Summarizing and Operating: the dPlyr world

For this section, let's load the file mammal_stats.csv. This is a subset of a "species-level database of extant and recently extinct mammals.

So far we've successfully loaded data by navigating to the directory and typing the name into read.csv(). But what if we're writing the script for another computer, or for a collaborator that may have the data in a different location? We can instead have the script pop up a window to select their data from.

# Instead of this: 
# mammals <- read.csv("mammal_stats.csv")
# Use this: 
mammals <- read.csv(file.choose())
dim(mammals)

The function file.choose() is what pulls up the window and lets you select a file. It then returns that file name and directory, which gets used by read.csv().

Alright, back to mammals! You'll notice that as we work on larger datasets, viewing and visualizing the entire dataset can become more and more difficult. Similarly, analyzing the datasets becomes more complex. Is there a good way to be able to summarize datasets succinctly, and to be able to analyze subsets of a dataset automatically?

The answer lies in a handy library called dplyr. dplyr will allow us to perform more complex operations on datasets in intuitive ways.

First off, though, let's explore some very handy sorting and viewing functions in dplyr. glimpse() is a quick and pretty alternative to head():

install.packages('dplyr')
library(dplyr)  
head(mammals)
glimpse(mammals) 

If i want to shrink the dataset, we can select() columns. We can do that either manually (by naming the columns we want), or by using an operation. where the column name contains() a certain string, or starts_with() or ends_with() one.

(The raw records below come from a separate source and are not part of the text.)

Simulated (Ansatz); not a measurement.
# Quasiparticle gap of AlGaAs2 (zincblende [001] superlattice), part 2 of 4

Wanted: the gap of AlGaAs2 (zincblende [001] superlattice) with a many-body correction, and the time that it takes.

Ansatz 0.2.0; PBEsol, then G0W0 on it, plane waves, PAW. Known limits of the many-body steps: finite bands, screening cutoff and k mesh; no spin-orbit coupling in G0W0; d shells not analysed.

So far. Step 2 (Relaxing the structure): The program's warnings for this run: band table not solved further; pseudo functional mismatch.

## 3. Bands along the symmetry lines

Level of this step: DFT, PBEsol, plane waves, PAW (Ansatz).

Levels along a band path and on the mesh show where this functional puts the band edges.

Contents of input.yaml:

head(select(mammals, order, species)) #narrows down to these two columns
head(select(mammals, species, starts_with("adult"))) #the column species, and any column that starts with "adult"
head(select(mammals, -order)) #every row, except `Order`.

We can also select certain rows using the function filter(). As rows aren't named the same way columns are, we will instead use the logical operators >, < , ==, etc. to select the rows we want.

filter(mammals, order == "Carnivora") # only carnivores
filter(mammals, order == "Carnivora" & adult_body_mass_g < 5000) # only carnivores smaller than 5kg
filter(mammals, order == "Carnivora" | order == "Primates") #Any carnivore or primate

We can also arrange the rows in a dataset based on whichever column you want, using arrange().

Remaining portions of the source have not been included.